More views of - or before - Cambridge Film Festival 2014 (28 August to 7 September)
(Click here to go directly to the Festival web-site)


This is a review of a performance at The Maltings, Snape, of Franz Schubert’s Winterreise (Op. 89, D. 911) by Ian Bostridge and Thomas Adès on the evening of Sunday 22 June 2014 in the 67th Aldeburgh Festival (@aldeburghmusic)

One might have imagined that the theatrical nature of to-night’s Winterreise at The Maltings, Snape, was Nicht für alle – but when Adès had sounded the final moment of calm, beyond bereftness, and had maintained long his final position on the keys (holding the reaction off), the vivid acclaim proved otherwise.

And seventy or more minutes had passed without seeming so, taking us to Der Leiermann quite, it might almost have felt, by surprise – could we really be at journey’s end already (wherever we actually were in time, that is)… ? Had we not been immersed, and begun to lose track of the number of song-settings by around the seventh – and why, anyway, was the figure of thirty-two floating around in the mind (or was that from The Goldberg Variations, BWV 988 ?) ?

In ‘Gute Nacht’ (1*), right at the start of Wilhelm Müller’s sequence (though there were originally only twelve poems), there might have been some wonder at Bostridge’s extreme enunciation of clusters of letters at the ends of words such as gemacht / Nacht, and then, in reverse order, Nacht / gedacht**.

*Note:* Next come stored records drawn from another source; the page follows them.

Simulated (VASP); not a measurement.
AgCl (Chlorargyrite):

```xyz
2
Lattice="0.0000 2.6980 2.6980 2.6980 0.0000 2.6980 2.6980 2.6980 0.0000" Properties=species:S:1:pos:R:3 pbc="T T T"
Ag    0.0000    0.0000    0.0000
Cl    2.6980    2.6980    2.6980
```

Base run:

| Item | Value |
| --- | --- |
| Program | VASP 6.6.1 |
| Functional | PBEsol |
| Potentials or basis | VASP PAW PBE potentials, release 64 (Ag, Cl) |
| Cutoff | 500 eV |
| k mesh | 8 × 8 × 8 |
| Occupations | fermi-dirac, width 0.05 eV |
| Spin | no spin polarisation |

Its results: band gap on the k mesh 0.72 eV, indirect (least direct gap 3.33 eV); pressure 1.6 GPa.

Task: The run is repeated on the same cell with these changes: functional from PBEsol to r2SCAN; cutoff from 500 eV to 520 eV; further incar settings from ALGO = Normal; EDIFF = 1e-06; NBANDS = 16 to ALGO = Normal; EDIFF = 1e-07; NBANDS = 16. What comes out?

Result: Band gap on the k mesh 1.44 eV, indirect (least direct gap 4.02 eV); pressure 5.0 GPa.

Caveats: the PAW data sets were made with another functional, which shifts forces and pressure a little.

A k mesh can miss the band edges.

The initial impression was that maybe Bostridge had reacted to some criticism of his German by over-accentuation – but no, with further listening, diction in other places was more interior by far, not simply quieter, and, although (with the hall’s fine acoustic) it must have, seemed in danger of not reaching halfway up the side-stalls, let alone carrying to the back of the raked seating :

Something more complicated was going on with the voicing of this piece, which not only looked back to Bostridge’s recording with Julius Drake of ‘Erlkönig’ (D. 328) (on the EMI album Schubert Lieder*** in 1998), but also to his acclaimed appearances in so much Mozart, so much Britten, even as Caliban in Adès’ own much-lauded opera. (And, as Bostridge was in Britten’s The Rape of Lucretia, fitting to be reminded of a Director of Studies at Cambridge, who once expressed the belief that the separate characters in The Rape of Lucrece are different parts of one person – and the concomitantly repellent implication that Shakespeare had composed a fantasy of rape.)


Bostridge was bringing what amounted to a semi-staging to this late work of Schubert (hardly anything later than the year of death, and correcting the proofs of Part 2 of the song-cycle), but almost within the conventions of the concert-hall : done-up dark suit, single buttoned and almost a less-showy dinner-jacket, white shirt, but no tie for Adès or him.

Sometimes leaning on the curve of the Steinway grand as if this were cabaret (and sounding not a little Kurt Weillish), sometimes feeling like about to dive into it, under its lid (yet not as at a word-prompt, but as if his lost love and heart might be there), other times advancing upstage, at yet others writhing, contorted, and seeming to start disintegrating. Which, of course, is at the heart of Winterreise (after – and painfully leading on from – [Schubert’s setting of] Müller’s optimistic and enthusiastic Die schöne Müllerin (no sly self-reference there).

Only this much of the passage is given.